The Pakistan Army has made clear its commitment to the coming elections, and to their being held on time. The DG ISPR, Maj Gen Saleem Bajwa, while interacting with the press on Thursday in Rawalpindi, argued that the Army had been supporting the political set-up for the last five years, and that it had nothing to gain from a delay in the election. Though it might go against the grain, this statement should be taken as definitive, and should put paid to all the conspiracy theories which predict a delay in the polls, which have quickly pointed out various events which were supposed to precede such a postponement. At the same time, the sentiment he expressed was only natural, and showed, if it needed showing, that the people in the military felt the same as the rest of their countrymen, and shared the sentiment that elections should be free, fair and timely. While it is true that the military track record, in which it has imposed martial law no less than four times, inevitably raises suspicions whenever the military shows any signs of an interest in political matters. However, it would be unnatural if military men, who are also citizens of the country, were to take no interest in the question of whether an election was to be held on time or not, especially since the putative postponement was supposed to involve their institution.

While talking about a related matter, that of the Balochistan situation, General Bajwa’s denial of any Army links with the Lashkar-i-Jhangvi, which has claimed responsibility for the bomb blasts last week and a month before in Quetta, and where protesters have demanded military intervention. He said that the military was prepared to act in aid to the civil power, but the decision not to call the forces was a political one, as would be that of restoring a civilian government. When General Bajwa said that the ISI had carried out 130 intelligence operations in Balochistan, and prevented several terrorist incidents during the last four months, he was implicitly defending it from being part of what had been called an ‘intelligence failure’ by Balochistan Governor Zulfiqar Magsi as behind the recent blasts. There is an additional complication, in that the Supreme Court, in an earlier hearing into missing persons, a problem which has really disturbed the province, blamed the intelligence agencies for it. General Bajwa, however, said the ISI was operating according to its mandate.

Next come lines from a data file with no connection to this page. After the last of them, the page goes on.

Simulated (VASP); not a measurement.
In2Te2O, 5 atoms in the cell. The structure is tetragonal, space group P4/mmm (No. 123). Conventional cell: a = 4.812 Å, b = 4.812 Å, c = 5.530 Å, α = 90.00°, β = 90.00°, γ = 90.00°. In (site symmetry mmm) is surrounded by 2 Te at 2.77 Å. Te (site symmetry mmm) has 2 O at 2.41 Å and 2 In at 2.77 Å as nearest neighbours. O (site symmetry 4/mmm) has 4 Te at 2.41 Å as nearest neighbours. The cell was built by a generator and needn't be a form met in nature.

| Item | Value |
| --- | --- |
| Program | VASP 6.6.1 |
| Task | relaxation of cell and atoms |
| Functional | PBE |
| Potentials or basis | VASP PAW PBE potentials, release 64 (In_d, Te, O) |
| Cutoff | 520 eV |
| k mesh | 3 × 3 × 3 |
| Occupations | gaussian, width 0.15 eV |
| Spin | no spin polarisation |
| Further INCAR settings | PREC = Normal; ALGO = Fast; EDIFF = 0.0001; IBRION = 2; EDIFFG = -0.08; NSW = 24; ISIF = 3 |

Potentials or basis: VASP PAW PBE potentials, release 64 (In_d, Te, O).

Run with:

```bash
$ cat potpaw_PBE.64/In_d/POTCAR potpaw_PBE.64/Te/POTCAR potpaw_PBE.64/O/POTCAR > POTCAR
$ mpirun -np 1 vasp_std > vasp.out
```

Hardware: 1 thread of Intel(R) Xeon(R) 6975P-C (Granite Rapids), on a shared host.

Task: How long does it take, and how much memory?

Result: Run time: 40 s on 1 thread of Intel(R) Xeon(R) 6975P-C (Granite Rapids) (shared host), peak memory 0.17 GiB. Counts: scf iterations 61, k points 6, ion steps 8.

While the military is not supposed to muscle its way into politics, it is also unreasonable to expect its members to view important events in national life from one angle or the other. The events in Quetta have attracted attention from all sections of society and it would be too much to expect Army personnel not to have a view on something in which their institution was being mentioned. As there should be no question of any derailment of democracy, General Bajwa’s statement of neutrality is to be welcomed.